PhotoSpec - Ground-based Remote Sensing of Solar-Induced Chlorophyll Fluorescence

Abstract:

Solar-Induced Chlorophyll Fluorescence (SIF) emitted from vegetation can be used as a constraint for photosynthetic activity and is now observable on a global scale from space. However, many issues on a leaf-to-canopy scale remain poorly understood, such as influences on the SIF signal of environmental conditions, water stress, or radiation.

Here, we report on the development and characterization of a novel ground-based spectrometer system for measuring SIF from natural ecosystems (http://www.kiss.caltech.edu/study/photosynthesis/technology.html). The instrumental set-up, requirements, and measurement technique are based on decades of experience using Differential Optical Absorption Spectroscopy (DOAS), an established method to measure atmospheric trace gases. The instrument consists of three thermally stabilized commercial spectrometers that are linked to a 2D scanning telescope unit via optical fiber bundles. The spectrometers cover an SIF retrieval wavelength range at high spectral resolution (670 - 780 nm, 0.1 nm FWHM), but also provide moderate resolution spectra (400 - 800 nm, 1.5 nm FWHM) in order to retrieve vegetation indices and the photochemical reflectance index (PRI).

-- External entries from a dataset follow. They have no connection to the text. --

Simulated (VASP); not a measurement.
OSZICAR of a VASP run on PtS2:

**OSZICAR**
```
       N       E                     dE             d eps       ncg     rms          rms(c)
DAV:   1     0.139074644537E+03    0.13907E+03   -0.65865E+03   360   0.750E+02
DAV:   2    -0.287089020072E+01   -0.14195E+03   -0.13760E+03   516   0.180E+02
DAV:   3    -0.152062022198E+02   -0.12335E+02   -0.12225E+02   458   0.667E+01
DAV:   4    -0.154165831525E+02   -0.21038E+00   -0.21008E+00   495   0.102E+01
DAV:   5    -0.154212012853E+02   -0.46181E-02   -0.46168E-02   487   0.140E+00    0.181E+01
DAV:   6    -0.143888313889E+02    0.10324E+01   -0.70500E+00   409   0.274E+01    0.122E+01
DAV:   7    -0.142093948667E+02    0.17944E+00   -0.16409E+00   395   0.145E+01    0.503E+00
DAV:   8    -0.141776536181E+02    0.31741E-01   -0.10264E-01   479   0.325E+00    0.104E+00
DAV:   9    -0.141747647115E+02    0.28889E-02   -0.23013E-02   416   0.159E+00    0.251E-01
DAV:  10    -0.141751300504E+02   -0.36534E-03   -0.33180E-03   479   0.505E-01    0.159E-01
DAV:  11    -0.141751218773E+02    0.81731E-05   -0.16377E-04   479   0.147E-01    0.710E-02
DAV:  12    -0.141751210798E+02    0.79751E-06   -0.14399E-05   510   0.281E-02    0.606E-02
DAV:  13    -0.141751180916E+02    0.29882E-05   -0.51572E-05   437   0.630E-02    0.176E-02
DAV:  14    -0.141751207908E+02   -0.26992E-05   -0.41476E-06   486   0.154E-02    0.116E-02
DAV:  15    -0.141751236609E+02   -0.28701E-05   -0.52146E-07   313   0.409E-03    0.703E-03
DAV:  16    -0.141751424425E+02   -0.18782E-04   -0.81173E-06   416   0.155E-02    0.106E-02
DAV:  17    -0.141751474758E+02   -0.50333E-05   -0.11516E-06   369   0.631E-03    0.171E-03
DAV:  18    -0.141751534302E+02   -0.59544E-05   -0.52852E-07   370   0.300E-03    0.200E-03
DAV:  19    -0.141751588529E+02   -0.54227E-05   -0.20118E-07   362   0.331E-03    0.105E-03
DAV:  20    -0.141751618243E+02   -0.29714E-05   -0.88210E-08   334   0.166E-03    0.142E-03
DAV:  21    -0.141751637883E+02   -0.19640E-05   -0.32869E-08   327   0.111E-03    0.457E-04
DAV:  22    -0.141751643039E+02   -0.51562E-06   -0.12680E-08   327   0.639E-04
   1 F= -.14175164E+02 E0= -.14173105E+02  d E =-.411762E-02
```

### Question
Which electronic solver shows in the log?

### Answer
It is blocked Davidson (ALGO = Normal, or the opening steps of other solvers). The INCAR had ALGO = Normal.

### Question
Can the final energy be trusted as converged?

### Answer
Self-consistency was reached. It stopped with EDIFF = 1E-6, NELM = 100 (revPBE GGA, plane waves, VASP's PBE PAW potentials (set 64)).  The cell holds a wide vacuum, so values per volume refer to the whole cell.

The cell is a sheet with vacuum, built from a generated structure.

In addition to the instrumental set-up, we will show initial results of test and field measurements with the new instrument that examine the diurnal cycle of the SIF signal of different California native and non-native plants and its correlation with CO₂ fluxes. Observations were made under different environmental conditions, variable water and nutrient stress, and with different viewing geometries. We also used concurrent observations by a photosynthetically active radiation (PAR) sensor and a portable chlorophyll fluorometer (PAM) to link the SIF signal to plant metabolism and carbon cycling under a range of environmental conditions.